A Post-Mortem on Conservative Election Post-Mortems

Presidential Elections, US Elections

The election results from this past Tuesday provided some sobering news for Republicans: in addition to losing the White House, the GOP saw at least six senate seats and nineteen or more congressional seats switch to the Democratic Party.  Coupled with the five senate seats and 32 House seats lost in 2006, the Republican Party has seen a decisive public repudiation of its candidates and its philosophy over the past two years.  In short, that’s two thumpin’s in a row, something the Republicans haven’t suffered since the last Great Depression.

Out-of-work Republicans light out for the territories

Out-of-work Republicans light out for the territories

Not only have the office-holders lost their jobs, but their many aides, staffers, and personal hangers-on  will now have to try to find honest employment in a political environment that is no longer dominated by the GOP.  The massive exodus of unemployed Republicans after January 20 promises to be the most dolorous migration this country has witnessed since the Trail of Tears.  Despair not, I understand Walmart might be hiring.

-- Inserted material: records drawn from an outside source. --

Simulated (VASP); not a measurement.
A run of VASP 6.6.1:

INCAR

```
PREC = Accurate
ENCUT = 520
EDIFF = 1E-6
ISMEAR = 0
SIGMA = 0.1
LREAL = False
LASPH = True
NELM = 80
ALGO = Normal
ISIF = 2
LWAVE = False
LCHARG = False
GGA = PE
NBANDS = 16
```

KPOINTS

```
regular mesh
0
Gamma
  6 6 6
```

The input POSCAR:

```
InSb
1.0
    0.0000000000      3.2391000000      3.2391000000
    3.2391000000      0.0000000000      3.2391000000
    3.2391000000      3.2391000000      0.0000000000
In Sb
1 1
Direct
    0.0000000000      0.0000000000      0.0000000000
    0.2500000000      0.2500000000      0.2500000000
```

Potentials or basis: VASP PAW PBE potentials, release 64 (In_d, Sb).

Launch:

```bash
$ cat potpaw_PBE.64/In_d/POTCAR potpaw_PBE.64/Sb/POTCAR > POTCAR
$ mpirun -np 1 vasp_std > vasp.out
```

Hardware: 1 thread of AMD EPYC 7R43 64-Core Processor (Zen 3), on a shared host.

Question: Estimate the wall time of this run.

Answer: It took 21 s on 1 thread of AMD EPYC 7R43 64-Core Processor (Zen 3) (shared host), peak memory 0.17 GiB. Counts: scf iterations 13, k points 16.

Conservative media pundits, on the other hand, will still defy all logic by retaining their jobs.  That leaves them to explain how Barack Obama and the Democrats could have managed what would have been unthinkable, or at least unutterable, on November 3: an electoral victory that finds the opposition in charge of the presidency and both houses of Congress for the first time since 1994.  For most of these pundits, the natural reaction is one of complete disbelief. Karl Rove, former evil genius and now just evil, said: “It is a tribute to his skills that Mr. Obama, the most liberal member of the U.S. Senate, won in a country that remains center-right.”  Peggy Noonan said pretty much the same thing: “Americans want change, and they just voted for it, but in times of high-stakes history they appreciate stability.”  And Christine Todd Whitman concurs: “When the dust settles, I don’t think we’ll find a liberally recalibrated nation on our hands.”

If America is a conservative country that craves stability, how can we explain the fact that 52 percent of the electorate voted for “the most liberal member of the US Senate?”  That is, after all, a rather strange way of demonstrating one’s innate conservatism.  Well, according to Rove, it’s because Obama ran as a conservative:

Mr. Obama understood this. He downplayed calls for retreat from Iraq, instead emphasizing toughness on Afghanistan, even threatening an ally, Pakistan, if it didn’t help more to exterminate al Qaeda. Mr. Obama campaigned on “a tax cut for 95% of Americans,” while attacking “government-run health care” as “extreme” and his opponent’s proposals as hidden tax increases.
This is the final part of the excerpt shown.